Dáil debates
Tuesday, 24 March 2015
Water Charges: Motion [Private Members]
9:00 pm
Colm Keaveney (Galway East, Fianna Fail) | Oireachtas source
I am sharing my time with Deputy Barry Cowen.
If Irish Water had been conceived as a Netflix series, we would currently be on series seven. What we are seeing and witnessing is slapstick comedy that lacks idealism. It looks like something along the lines of "The West Wing", but smells more of "House of Cards" in respect of the contempt with which the Government is approaching the introduction of its water policy. Sadly, the joke is not Netflix, but the Government approach.
Last weekend, we saw approximately 100,000 ordinary people protesting against water charges on the streets of Dublin. Their demonstration poses a significant difficulty for the Government. These are ordinary decent people, mothers, fathers, friends and neighbours and the difficulty for Fine Gael and the Labour Party is that their attempt to demonise these people for exercising their democratic right to protest against what they believe is an unfair and unjust situation is a particular low blow. The Government parties have attempted to ignore and downplay the situation and have ridiculed those protesting and tried to cover and camouflage their own nerves in regard to the situation. However, they know well that Irish Water is dead and that the game is up. They know Irish Water has failed as a policy, but have not got the courage or humility to accept this situation.
Instead, we are seeing a situation the Government intends to drag to a bitter conclusion through the use of tricks and the media.
None of these tactics has worked to date. Indeed, they all seem to have rebounded back on the Government resulting in the damaged relationship with decent people in this country, the relationship between citizens and the State. There has been an increase in the level of public cynicism as a consequence of the election of this Government and the introduction of this policy.
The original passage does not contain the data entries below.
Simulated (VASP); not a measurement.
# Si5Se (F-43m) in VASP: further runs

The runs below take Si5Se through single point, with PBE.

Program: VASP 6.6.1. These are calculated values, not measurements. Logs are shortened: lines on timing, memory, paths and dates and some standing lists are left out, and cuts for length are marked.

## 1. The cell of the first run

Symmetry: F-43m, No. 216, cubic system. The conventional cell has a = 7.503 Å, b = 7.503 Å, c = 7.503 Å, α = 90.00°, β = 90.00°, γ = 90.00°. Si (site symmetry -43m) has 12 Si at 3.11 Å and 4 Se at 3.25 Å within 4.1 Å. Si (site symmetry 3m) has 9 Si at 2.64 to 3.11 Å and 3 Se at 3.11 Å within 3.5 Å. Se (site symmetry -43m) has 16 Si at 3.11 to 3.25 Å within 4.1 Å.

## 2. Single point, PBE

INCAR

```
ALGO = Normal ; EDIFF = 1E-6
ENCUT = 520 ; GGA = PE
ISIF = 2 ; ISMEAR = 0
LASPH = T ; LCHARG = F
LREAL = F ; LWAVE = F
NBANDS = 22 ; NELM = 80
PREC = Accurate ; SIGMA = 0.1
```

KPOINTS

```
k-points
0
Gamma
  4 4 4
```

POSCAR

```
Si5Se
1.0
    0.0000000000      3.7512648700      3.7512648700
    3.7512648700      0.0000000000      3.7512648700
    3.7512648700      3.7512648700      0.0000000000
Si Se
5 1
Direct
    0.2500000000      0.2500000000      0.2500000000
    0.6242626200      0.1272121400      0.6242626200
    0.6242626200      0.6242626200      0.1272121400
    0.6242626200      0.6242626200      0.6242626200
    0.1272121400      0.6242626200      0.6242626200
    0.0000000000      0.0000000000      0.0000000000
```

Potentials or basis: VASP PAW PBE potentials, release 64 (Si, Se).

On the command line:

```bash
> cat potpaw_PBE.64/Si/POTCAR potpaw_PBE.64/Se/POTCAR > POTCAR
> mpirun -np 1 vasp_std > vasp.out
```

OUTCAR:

I wish to raise the issue of the numbers game. The Minister has informed us this evening that 1.2 million households have returned their forms to Irish Water. We can reasonably assume that over 200,000 of those households are in group water schemes which means that we can now declare the details about the number of paying customers. A total of 1.9 million households registered for the local property tax. This would leave 700,000 households which have not returned forms to date. These are people who have taken great issue with the Government. They have not registered and they will not pay. I can guarantee that their numbers will increase significantly as a consequence of the Minister's latest tactic of threatening to bring decent ordinary people to a specialist court to screw them to the end of the wall. These are the people who are hanging on by a thread.
Yesterday evening in a carefully choreographed manoeuvre the Minister attempted to scare and to intimidate decent people by threatening to reach into their salaries, their pensions and their social welfare. He was threatening to pickpocket these people. I find that appalling. No utility is being treated the way Irish Water is being treated. The Minister may as well grant the same privileges to the ESB, to Bord Gáis and why not to Vodafone or Eircom. This is a Government that could not come up with a legislative provision to reach back in time to put its hands in the pockets of retired politicians but it is going to put its hands into the pensions of retired citizens who were out on the streets last weekend. It is farcical. It is also dangerous.
The Minister has no idea that the ultimate result of this policy will be a privatisation of Irish Water. The Government does not intend to privatise Irish Water this side of a general election but at some point if it is re-elected I am sure it will discover some crisis somewhere to justify the sale of Irish Water. I refer to the Minister's attempt to intimidate the population and a Government resorting to the soft propaganda, a billboard advertising campaign costing €650,000. That is taxpayers' money while the Government continues to pulverise disability services in the west.
Irish Water was set up by the Government of Fine Gael and the Labour Party. It is a case of two political parties, one saying one thing in 2011 on the doorsteps and the other saying something else. Why does the Government not go to the country? The parties are joined at the hip on this policy. The Government should go to the country on this policy; it should call a general election and put political party money into the billboards for selling Irish Water rather than using hard-earned taxpayers' money that is being sucked out of public services in order to sustain this farcical policy.
As far back as 2009, Fine Gael had been planning the introduction of the privatisation of Irish Water. In fairness, the party was up-front from the outset about its intention. The Labour Party on the other hand, made public play about being opposed to water charges. That was the message on the doorsteps but behind the scenes they published the Every Little Bit Hurts advertising campaign. We know now that in 2010 a memo was doing the rounds about water charges and it was circulated among the upper echelons of the Labour Party, including to the leader and the deputy leader - who is now the leader - and their advisers. The memo set out clearly the details of setting in place the process of the privatisation of water. Both Fine Gael and the Labour Party had plans from the outset to introduce a memorandum of understanding around accelerating the privatisation and the removal of services from local authorities into an Irish Water entity. Fine Gael was honest. The Labour leadership never intended to maintain a promise. It did not come as a surprise. Deputy Gilmore was caught in a different type of leak as WikiLeaks revealed duplicitous engagement with the American ambassador on the Lisbon treaty. Another former leader, Deputy Ruarí Quinn, was happy to sign pledges on third level fees knowing that he was going to break them at the first available opportunity. In 2010 they knew that this was going to be a position. Of course, the Minister, Deputy Alan Kelly, is delighted with this new policy and he has to stand over it. He has owned this policy for years.
I ask the Minister to look at the reality that this policy with respect to Irish Water is a catastrophe. It is farcical and it must be ended.